Monday, June 4, 2012

Our Unsympathetic Military

Is it just me, or do American soldiers come across as basically unsympathetic in certain film portrayals, even when they’re not really supposed to be, like Jarhead, The Hurt Locker or Black Hawk Down? Those movies aren’t attempting to portray them negatively, they just sort of come across that way, particularly in Black Hawk Down. This is partly a result of the fact that military culture is so unappealing to me, but their behavior is still unseemly. US forces in Somalia explicitly flouts the UN and goes all John Wayne in search of Mohammed Aidid. They blow that, get ambushed, and have to beg the very same UN to save their arrogant asses.

Their own cocky officers got them into the mess completely on their own. They went traipsing blindly right into downtown Mogadishu without bothering to tell anyone or enlisting any back up support. UN help? We don’t need no stinking UN help. We’re God’s own Americans. Then when their goose is nearly cooked they become rude and demanding. Get in here and get us the hell out, you incompetent UN ninnes!

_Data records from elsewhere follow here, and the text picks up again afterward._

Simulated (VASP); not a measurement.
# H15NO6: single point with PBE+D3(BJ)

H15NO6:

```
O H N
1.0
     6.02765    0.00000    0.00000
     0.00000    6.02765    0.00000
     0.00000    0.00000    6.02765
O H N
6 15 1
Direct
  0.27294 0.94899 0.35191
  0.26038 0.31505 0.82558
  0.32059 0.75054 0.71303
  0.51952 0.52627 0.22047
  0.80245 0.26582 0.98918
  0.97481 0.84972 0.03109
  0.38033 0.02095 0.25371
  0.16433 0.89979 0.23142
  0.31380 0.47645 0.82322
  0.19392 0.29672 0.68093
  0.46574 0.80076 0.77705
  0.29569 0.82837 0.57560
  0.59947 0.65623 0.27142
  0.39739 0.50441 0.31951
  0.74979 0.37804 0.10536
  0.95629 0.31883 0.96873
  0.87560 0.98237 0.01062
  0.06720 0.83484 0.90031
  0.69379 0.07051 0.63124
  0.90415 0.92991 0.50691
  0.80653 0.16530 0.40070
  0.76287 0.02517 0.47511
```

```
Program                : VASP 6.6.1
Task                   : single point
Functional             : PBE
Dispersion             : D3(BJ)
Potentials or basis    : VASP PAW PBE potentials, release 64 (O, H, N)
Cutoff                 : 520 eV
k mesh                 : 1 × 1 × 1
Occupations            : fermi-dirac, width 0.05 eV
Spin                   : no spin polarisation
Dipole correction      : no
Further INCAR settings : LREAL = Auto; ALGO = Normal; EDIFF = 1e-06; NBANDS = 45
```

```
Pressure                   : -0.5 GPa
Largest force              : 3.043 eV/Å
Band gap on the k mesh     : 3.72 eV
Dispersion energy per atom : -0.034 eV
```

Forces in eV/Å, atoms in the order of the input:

The glaringly obvious moral to draw from Black Hawk Down is that imperialist wars are usually bad news for everyone involved. But the director doesn’t go there. No political statement, just soldier love. I also found the film to be racist: hordes of wild-eyed black barbarians, some of them mere children, satanically shooting at our brave American boys, who are just there to help the folks. You know.

I just have a hard time rooting for a bunch of well-fed, video game playing Americans shooting poor brown people. I’m sorry, it just doesn’t feel right to me.

The main character in the Hurt Locker is a demented war lover. You try to feel sorry for him, but when you remember the context of the Iraq War you just can’t. It was one of the most nakedly venal conflicts this country has ever engaged in. He is a victim of war, to be sure, but the fact is he has absolutely no business being in that country. No Iraqi harmed any Americans until we invaded. It was a grievous war crime.

The Iraqis, of course, are portrayed as wicked others. One of the main characters in Jarhead throws a temper tantrum when he is forbidden to assassinate one. The movie itself is quite good. Again, though, there is just something innately unlikeable about the main characters. They yell “get some” and boo-yah and are openly blood thirsty. At one point they’re watching Apocalypse Now and they cheer at the scene where the helicopters start strafing Vietnamese women and children. It should be pointed out, though, that Jarhead does take a fairly dark view of military subculture.